It's the first day of Advent and Robby's science project is due on Thursday and I told him I'd type in his numbers for him because let's face it, even adults can't really type numbers very well and darn it if he doesn't have 27 charts of numbers from all his data and measurements and let's face it, this is going to take me awhile.

It's the first day of Advent. And all I can think about is Lent. I want to give something up for Advent, to be more specific.

I decided, laying there in bed making lists, that I'm going to give up just one word for Advent this year. One single word. And if I can cut this word from my mouth for the entire month, I imagine my brain will believe it and my heart will overcome it. Here's the word: BUSY.

And that doesn't mean I won't be busy, I will. I am. I'm a Mom. I'm always busy. We always are. We humans are. We are busy. There. I said it. Got it out of my system.

It's my hope that dropping that word makes room for so much more. Because doesn't busyness beget more busyness? And the busier you feel, the busier you are? So maybe I'm naïve, but I figure, get rid of the word and maybe some of that busy will follow it? Get rid of the word and maybe just enjoy the ride a little bit?
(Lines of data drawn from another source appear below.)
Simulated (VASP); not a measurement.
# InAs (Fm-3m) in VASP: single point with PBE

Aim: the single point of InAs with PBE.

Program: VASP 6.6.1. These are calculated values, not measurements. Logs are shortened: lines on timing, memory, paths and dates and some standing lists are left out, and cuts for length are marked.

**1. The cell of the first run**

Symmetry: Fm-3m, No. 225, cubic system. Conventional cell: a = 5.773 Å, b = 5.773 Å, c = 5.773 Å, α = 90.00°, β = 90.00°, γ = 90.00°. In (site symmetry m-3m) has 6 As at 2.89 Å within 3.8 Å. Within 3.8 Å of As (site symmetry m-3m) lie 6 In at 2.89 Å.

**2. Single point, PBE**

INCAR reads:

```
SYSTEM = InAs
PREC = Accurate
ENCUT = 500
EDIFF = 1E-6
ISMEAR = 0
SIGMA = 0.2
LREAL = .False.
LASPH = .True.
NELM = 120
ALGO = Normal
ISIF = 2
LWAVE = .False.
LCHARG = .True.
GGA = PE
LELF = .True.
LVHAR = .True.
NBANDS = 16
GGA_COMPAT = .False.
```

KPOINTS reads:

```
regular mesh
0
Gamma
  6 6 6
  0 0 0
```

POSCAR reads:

Maybe beating back busy will mean pushing away all the trappings that comes with it. The chaos and crazy and disarray… and hmmm...now that I mention it, there might be a few words I could give up for Advent.

In getting rid of busy, here's what I wonder. Any room that comes from it, any quiet space I am able to create, doesn't that mean that much more room for opening myself to the season? In getting rid of busy, I hope to open myself to the gift that God gave me… wrapped in swaddling clothes some two thousand years ago… back when busy didn't have much meaning.